LONE MOUNTAIN

Historical Essay

by Deanna L. Kastler

excerpted from "Lone Mountain & Laurel Hill: From Necropolis to Residential, Commercial, & University Neighborhoods", originally published in The Argonaut, Vol. 3, No. 1, Winter 1992

Westaddi$buena-vista-and-lone-mtn.jpg

Lone Mountain looms behind men (left of the center figure) standing on Buena Vista Heights, with the Golden Gate in distance behind that, October 31, 1886.

Photo: Private Collection, San Francisco, CA

The last of the wooden crosses was torn down from the top of Lone Mountain in 1930. And in 1932 construction began on the Spanish Gothic style building for the San Francisco College for Women, Sacred Hearts of Jesus and Mary. A beautiful garden stairway, called the "Spanish Steps" after those in Rome, marks the entrance on Turk Street. This property was acquired by the University of San Francisco in 1978 as an extension to its campus next to St. Ignatius Church.

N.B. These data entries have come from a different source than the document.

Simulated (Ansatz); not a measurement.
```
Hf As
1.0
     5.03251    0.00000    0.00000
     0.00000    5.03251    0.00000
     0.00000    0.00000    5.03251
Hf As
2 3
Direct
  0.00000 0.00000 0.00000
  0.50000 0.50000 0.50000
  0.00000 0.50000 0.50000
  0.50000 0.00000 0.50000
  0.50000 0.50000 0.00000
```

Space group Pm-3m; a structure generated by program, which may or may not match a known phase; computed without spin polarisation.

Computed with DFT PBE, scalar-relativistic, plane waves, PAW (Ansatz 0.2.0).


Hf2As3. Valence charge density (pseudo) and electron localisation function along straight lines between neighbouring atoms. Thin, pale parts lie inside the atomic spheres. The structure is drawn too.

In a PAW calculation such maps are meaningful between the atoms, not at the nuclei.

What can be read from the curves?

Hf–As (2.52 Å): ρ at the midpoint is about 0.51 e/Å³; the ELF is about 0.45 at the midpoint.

After the third St. Ignatius Church on Hayes and Van Ness was destroyed by fire in 1906, a new church was begun "as a Jesuit act of faith" on former Masonic Cemetery land at Parker and Fulton. The Neo-Baroque style structure was built between 1910 and 1914 with a tin roof, steel frame, engaged fluted columns of terra cotta, pressed brick walls containing over 250,000 bricks, and 128 clerestory windows. Its twin towers could be seen by ships at sea. The 5,824-pound bell in the campanile had been saved from the church on Hayes and Van Ness. Today St. Ignatius is illuminated in the evenings and sits golden in the moonlight on its hill.

The Lone Mountain, Laurel Hill, Jordan Park area has changed dramatically over the past 150 years. The sand dunes have disappeared, and the cemeteries are gone. Today the neighborhood is a vibrant residential, commercial, and university community. Although its character will continue to change as time goes on, such monuments as the Pioneer's Memorial Plaque (at the entrance to U.C.'s Laurel Hill campus) and the green-domed Columbarium, if they are preserved, will continue to serve as tangible reminders of the area's past.